PGIM deals target European demand for non-bank lending

US-based Prudential’s subsidiary PGIM Real Estate is providing finance for logistics and residential private rented sector portfolios in the Netherlands. It has advanced €56 million for the acquisition and refinance of seven freehold logistics assets across the Netherlands totalling 115,000 sq m. It has also provided €105 million, to refinance the development of a PRS portfolio, in Amsterdam and Eindhoven.

Foolen & Reijs Vastgoedgroep’s Eindhoven PRS property.

The seven freehold logistics assets are located near Amsterdam and along the Rotterdam Ruhr corridor in the south of the Netherlands. The loan has an initial term of three years. The portfolio is let to six tenants, including large providers of transportation and logistics services and grocery delivery.

The two-asset PRS portfolio, owned by Foolen & Reijs Vastgoedgroep, includes a 13-storey mixed-use property in Amsterdam comprising 195 residential units and a property in Eindhoven with 437 residential units in a renovated building. The seven-year fixed-rate senior loan is a co-investment between PGIM Real Estate and ABN Amro, which arranged the loan.

Housing undersupply buoys up strength of demand

The demand for housing in Amsterdam and Eindhoven remains strong, driven primarily by the longstanding undersupply of housing that exists in these cities, PGIM Real Estate said in a statement.

“These loans represent our commitment to write business in markets with positive long term fundamentals, even when faced with short term uncertainty. The Netherlands is a resilient market and presents attractive opportunities as we continue to build exposure to logistics and PRS, encouraged by the increasing shift to online retail and continued undersupply of housing,” said PGIM Real Estate’s executive director for continental debt origination, Frankfurt-based David Gingell.
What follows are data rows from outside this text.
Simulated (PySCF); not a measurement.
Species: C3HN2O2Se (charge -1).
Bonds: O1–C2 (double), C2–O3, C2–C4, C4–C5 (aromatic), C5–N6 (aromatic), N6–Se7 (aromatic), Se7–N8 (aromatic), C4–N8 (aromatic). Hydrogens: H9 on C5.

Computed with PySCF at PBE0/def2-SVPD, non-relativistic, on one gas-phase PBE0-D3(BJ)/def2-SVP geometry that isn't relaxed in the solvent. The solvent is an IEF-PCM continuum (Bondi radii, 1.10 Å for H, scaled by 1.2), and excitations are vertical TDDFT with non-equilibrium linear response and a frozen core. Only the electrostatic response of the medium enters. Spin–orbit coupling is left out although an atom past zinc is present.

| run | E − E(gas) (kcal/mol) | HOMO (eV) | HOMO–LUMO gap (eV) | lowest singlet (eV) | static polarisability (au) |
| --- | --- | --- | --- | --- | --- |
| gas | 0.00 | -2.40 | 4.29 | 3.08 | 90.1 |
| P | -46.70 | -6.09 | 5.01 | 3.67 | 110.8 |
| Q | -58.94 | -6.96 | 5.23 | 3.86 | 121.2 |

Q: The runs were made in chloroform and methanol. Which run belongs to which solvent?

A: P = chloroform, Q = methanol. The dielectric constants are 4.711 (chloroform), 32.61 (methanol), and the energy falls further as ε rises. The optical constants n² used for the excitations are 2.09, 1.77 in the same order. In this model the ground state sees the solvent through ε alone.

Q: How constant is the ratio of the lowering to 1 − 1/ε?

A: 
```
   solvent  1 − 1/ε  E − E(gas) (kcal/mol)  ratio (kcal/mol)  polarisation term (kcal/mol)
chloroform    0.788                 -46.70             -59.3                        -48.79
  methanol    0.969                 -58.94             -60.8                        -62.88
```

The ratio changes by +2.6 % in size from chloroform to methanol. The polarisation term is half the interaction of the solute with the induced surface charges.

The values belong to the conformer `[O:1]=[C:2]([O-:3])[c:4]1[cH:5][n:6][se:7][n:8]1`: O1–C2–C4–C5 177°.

PGIM Real Estate, the real estate investment business of US-based PGIM, part of Prudential Financial, has European lending capacity across its debt platform of more than $6 billion AUM, including a $5 billion AUM senior loan portfolio .

Historically the business has been managed from London, but the firm said that as demand for non-bank lenders has intensified on the Continent it has established a presence in Frankfurt.

“Senior debt lending in the UK and Continental Europe continues to present attractive investment opportunities for non-bank lenders,” said Andrew Macland, head of European Debt.